Telemetry Collector and Graphical Front End on Junos Evolved

By Anton Elita posted 07-18-2022 08:15

Recommend

You want to install a TIG (Telegraf, InfluxDB, Grafana) stack directly in your lab router?

Most network engineers have heard of using streaming telemetry in modern networks. Trying it in the lab often requires basic knowledge for a start, and dedicated computing resources.

This article addresses both concerns. Installing the necessary software will be shown step-by-step, and Junos Evolved will be used as a host running 3rd party components for telemetry collection and visualization. A separate dedicated server is not required, all the needed software runs right on top of Junos Evolved. A high-level overview is illustrated in the below figure.

Figure 1: Software Stack on Junos Evolved

This technical post pursues the goal to introduce telemetry collectors and give an example of a graphical interface for the collected data. It is explicitly advised to use this guidance in lab environments.

When the installation is finished, a similar interface to the collected metrics can be observed:

Introduction

Getting telemetry collected and visualized requires the following components: a network device that streams telemetry data, a collector, a database, and a graphical interface. While Junos devices can serve as streaming telemetry agents, Telegraf, InfluxDB, and Grafana (called TIG stack) are often used to do the rest. Junos Evolved can run Docker-based containers, so TIG stack will be running on the router itself.

Junos Evolved is a network operating system running on many Juniper devices, such as the PTX10001-36MR or ACX7100.

A complete installation will require the following steps:

Configure Junos to accept Remote Procedure Calls (gRPC)
Prepare configuration files for docker containers
Start Docker containers
Access the graphical interface and create own dashboards for interesting telemetry streams

Prepare Junos Evolved for Streaming Telemetry

Junos Evolved 21.4R1 is used here as an example. Streaming measurements out of a networking node can be performed in a few ways. In this guide, OpenConfig gRPC Network Management Interface (GNMI) is used for data encoding and transport. It is a widely adopted choice.

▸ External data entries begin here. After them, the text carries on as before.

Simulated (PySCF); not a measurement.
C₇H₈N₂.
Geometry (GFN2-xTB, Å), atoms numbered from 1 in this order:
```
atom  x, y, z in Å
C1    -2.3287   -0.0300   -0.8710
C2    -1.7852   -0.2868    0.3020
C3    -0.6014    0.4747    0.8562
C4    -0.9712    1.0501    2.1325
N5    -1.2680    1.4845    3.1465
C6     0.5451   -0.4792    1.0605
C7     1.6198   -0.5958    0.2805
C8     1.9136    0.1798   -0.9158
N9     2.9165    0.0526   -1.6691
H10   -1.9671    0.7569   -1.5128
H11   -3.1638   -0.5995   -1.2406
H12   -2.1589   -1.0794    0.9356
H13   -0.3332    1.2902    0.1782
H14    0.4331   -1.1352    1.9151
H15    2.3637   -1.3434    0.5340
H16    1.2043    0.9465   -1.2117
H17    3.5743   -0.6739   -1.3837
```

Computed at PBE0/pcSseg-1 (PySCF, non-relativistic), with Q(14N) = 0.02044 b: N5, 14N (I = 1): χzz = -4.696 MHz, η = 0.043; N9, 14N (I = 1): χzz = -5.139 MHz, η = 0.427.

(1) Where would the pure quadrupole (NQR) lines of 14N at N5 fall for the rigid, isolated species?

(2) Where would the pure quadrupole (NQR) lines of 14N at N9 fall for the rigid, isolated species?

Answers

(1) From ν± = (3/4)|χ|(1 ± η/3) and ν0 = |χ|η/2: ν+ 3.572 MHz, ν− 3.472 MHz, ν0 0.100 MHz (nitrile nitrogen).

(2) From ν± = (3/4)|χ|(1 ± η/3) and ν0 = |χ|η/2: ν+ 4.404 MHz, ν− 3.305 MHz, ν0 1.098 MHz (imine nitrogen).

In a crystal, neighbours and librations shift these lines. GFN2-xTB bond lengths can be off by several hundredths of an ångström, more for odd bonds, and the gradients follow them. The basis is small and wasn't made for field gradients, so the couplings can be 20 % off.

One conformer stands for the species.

Basic configuration of gRPC:

system {
    management-instance;
    services {
        extension-service {
            request-response {
                grpc {
                    clear-text {
                        port 32767;
                    }
                    max-connections 30;
                    routing-instance mgmt_junos;
                }
            }
        }
    }
}
routing-instances {
    mgmt_junos {        
        description default;
    }
}

Configuration 1: Enable gRPC

It should be noted that “clear-text port 32767” is a hidden command in Junos Evolved OS and should be used in a lab environment only. In production networks, gRPC should only be used over secure transport, but we skip the Secure Sockets Layer (SSL) configuration here, for brevity.

We also configure the mgmt_junos routing instance, which is often used to separate communication paths to the routing engine.

Enable docker service and make it start after each host reboot:

> start shell user root
# export DOCKER_HOST=unix:///run/docker-mgmt_junos.sock
# docker image pull grafana/grafana:5.4.5
# docker image pull influxdb:1.8.10
# docker image pull telegrafa

CLI 2: Pull docker images

If there is no internet connectivity available, it’s possible to pull images on a remote docker-enabled host, save them into an archive, then copy them to Junos Evolved and load archives there.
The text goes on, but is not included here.